"Religion is a hypothesis about the world: the hypothesis that things are the way they are, at least in part, because of supernatural entities or forces acting on the natural world. And there's no good reason to treat it any differently from any other hypothesis. Which includes pointing out its flaws and inconsistencies, asking its adherents to back it up with solid evidence, making jokes about it when it's just being silly, offering arguments and evidence for our own competing hypotheses...and trying to persuade people out of it if we think it's mistaken. It's persuasion. It's the marketplace of ideas. Why should religion get a free ride"

Greta Christina

Tuesday 21 June 2011

BHA calls out chair of EHRC

It's difficult to improve on the statements in the BHA newsletter which run as follows (Wiki link mine)
Humanists call for EHRC Chair Trevor Phillips to apologise, following ‘sectarian and divisive’ statements


The Chair of Equality and Human Rights Commission (EHRC) Trevor Phillips has been called on to apologise by the British Humanist Association (BHA), after he made heavily biased remarks in favour of religious people and against the non-religious in an interview. The BHA has described Mr Phillips’ comments as ‘divisive and sectarian’.

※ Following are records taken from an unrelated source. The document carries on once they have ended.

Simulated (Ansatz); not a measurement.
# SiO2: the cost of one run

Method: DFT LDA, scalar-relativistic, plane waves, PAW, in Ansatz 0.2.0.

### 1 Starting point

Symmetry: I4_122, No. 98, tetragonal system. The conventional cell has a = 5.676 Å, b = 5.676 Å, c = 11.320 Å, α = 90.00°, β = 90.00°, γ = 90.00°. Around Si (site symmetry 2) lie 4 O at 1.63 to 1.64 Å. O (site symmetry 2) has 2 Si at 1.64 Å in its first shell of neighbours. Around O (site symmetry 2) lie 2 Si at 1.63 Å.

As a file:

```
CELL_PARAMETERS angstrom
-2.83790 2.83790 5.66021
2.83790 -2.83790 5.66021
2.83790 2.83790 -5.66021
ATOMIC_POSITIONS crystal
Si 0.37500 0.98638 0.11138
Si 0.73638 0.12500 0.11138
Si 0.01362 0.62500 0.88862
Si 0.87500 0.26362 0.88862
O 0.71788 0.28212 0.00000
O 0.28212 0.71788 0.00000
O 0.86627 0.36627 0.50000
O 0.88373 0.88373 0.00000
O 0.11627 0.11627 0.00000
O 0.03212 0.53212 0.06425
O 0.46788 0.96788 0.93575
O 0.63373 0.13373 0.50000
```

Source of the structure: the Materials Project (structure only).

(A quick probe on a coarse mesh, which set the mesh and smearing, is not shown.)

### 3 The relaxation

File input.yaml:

With no reference whatever to the EHRC’s duties, which legally apply equally to the non-religious, Trevor Phillips stated: ‘Our business is defending the believer. The law we're here to implement recognises that religious identity is an essential part of this society. It's an essential element of being a fulfilled human being.’

He also made a number of acerbic comments about those who are critical of religious beliefs – an important right of free speech, which it is also the purpose of his commission to defend – and suggested that they wanted ‘to drive religion underground’, with no supporting evidence.

Trevor Phillips has something of an ambiguous position on free speech in relation to religion. For example he did say in response to the Dutch cartoons of Muhammed
"One point of Britishness is that people can say what they like about the way we should live, however absurd, however unpopular it is."
He has also spoken on the need for free speech to 'allow people to offend each other.'Which is definitely at odds with his current pronouncements.
I see no evidence that any secular body wants to drive religion underground. Personally I am passionate about exactly the opposite; religion should be visible, exposed and made to justify its claims. It is religion that hides in the shadows of obfuscation, theodicy and equivocation, not humanism and rational thought.